Hard Turning of Bearing Steels. Controlling residual stress and improving fatigue life
There are many different precision mechanical components such as bearings, fuel injectors, gears and hydraulic components, which are made of hardened steels, and have to be machined to a high degree of precision. Traditionally these components are being ground. Due to the development of ceramic and cubic boron nitride tools for turning this process are now being challenged by hard turning. In the metal cutting industry, machining with a single point tool in heat-treated products with a hardness of above HRC 55 is normally considered as hard turning. Important factors such as quality, lead-time and cost can be improved thanks to hard turning. To ensure the quality of hard turned products, many different parameters must be considered. One of these parameters is residual stress generated in the work piece. Residual stresses have a great impact on the fatigue life of the product and must therefore be controlled. The knowledge of residual stress in terms of how it affects the component and how it is generated and measured is not widespread within the industry. In order to have a controlled implementation of hard turning in the industry, the effect of cutting conditions on the residual stresses must be clarified.
In prior research there have been several reports on the improvement of the fatigue life of hard turned products. There have been several explanations for the enhanced product performance. One reason for the improved fatigue life has been explained by the fact that hard turning produces a better product in terms of roundness. Another idea is that hard turning generates an untempered martensitic layer which is harder than the bulk material and which has good wear resistance. However, most reports attribute improved fatigue life to the compressive stresses generated by hard turning. It has been suggested that the cutting conditions should be chosen on the basis of their effect on residual stress.

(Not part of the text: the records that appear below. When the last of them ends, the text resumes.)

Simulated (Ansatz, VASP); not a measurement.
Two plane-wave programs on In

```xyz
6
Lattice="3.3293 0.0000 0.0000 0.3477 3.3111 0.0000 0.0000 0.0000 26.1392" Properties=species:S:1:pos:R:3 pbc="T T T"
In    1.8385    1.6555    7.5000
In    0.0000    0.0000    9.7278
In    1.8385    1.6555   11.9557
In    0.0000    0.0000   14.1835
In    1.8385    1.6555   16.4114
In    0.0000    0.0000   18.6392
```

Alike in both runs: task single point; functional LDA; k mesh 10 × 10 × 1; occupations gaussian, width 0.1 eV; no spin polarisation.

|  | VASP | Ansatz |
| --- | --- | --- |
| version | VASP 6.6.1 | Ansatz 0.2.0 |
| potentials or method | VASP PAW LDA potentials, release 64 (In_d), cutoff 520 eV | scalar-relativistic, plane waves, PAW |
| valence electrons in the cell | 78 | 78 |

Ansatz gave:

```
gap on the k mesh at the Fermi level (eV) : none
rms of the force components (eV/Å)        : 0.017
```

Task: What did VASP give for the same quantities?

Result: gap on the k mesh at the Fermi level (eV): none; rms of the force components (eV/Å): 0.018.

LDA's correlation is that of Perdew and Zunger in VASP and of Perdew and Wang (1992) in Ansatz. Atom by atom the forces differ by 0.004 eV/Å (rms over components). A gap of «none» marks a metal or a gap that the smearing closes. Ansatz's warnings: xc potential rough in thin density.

In this work, the effect of cutting conditions impact on generated residual stresses has been measured using the X-ray diffraction method. The approach has been empirical and statistical methods have been used. The effects on residual stress from different input factors such as different cutting conditions have been investigated. It was found that the residual stress is generated in two different ways. The creation of stresses is mainly controlled by temperature on the surface and under the surface the mechanical generation is the dominating process. Both a summary table explaining how cutting parameter affects the residual stress and a program called cutting advisor have been developed. A fatigue test on bearings showed that the life can be doubled with stresses generated in hard turning.